In connection with this opinion, we have (i) investigated such questions of law, (ii) examined the originals or certified, conformed, electronic or reproduction copies of such
agreements, instruments, documents and records of the Company, such certificates of public officials and such other documents, and (iii) received such information from officers and representatives of the Company and others as we have deemed
necessary or appropriate for the purposes of this opinion.
In all such examinations, we have assumed the legal capacity of all natural persons, the genuineness of all signatures, the authenticity of original and certified documents and the
conformity to original or certified documents of all copies submitted to us as conformed, electronic or reproduction copies. As to various questions of fact relevant to the opinion expressed herein, we have relied upon, and assume the accuracy of,
certificates and oral or written statements and other information of or from public officials and officers and representatives of the Company.

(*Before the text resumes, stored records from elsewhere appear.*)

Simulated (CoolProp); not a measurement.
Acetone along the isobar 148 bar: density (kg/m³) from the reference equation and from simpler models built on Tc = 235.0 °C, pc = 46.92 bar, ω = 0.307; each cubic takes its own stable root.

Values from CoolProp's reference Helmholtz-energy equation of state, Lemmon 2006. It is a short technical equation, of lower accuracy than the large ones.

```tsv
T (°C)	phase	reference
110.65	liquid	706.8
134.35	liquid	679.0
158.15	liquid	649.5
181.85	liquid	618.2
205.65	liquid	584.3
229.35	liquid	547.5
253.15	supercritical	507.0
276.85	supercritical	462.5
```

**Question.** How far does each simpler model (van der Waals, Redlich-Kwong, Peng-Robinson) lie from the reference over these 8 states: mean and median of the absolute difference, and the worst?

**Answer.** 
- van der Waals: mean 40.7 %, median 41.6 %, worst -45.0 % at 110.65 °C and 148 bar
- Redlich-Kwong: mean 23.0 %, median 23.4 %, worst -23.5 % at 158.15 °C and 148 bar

New York • Washington • London • Frankfurt • Brussels
Fried, Frank, Harris, Shriver & Jacobson LLP is a Delaware Limited Liability Partnership
Fried, Frank, Harris, Shriver & Jacobson LLP
December 8, 2025
Page 2
Based upon the foregoing and subject to the limitations, qualifications and assumptions set forth herein, we are of the opinion that the Shares, when issued by the Company in
accordance with the terms and conditions set forth in the Merger Agreement and in the manner contemplated by the Registration Statement, will be validly issued, fully paid and nonassessable.
The opinion expressed herein is limited to the applicable provisions of the General Corporation Law of the State of Delaware, as currently in effect, and no opinion is expressed
with respect to any other laws or any effect that such other laws may have on the opinion expressed herein. The opinion expressed herein is limited to the matters stated herein and no opinion is implied or may be inferred beyond the matters
expressly stated herein. We undertake no responsibility to update or supplement this letter after the effectiveness of the Registration Statement.
We hereby consent to the filing of this opinion as an exhibit to the Registration Statement and to the reference to this firm under the caption “Legal Matters” in the joint proxy
statement/prospectus included in the Registration Statement. In giving this consent, we do not hereby admit that we are in the category of persons whose consent is required under Section 7 of the Securities Act or the rules and regulations of the
Commission.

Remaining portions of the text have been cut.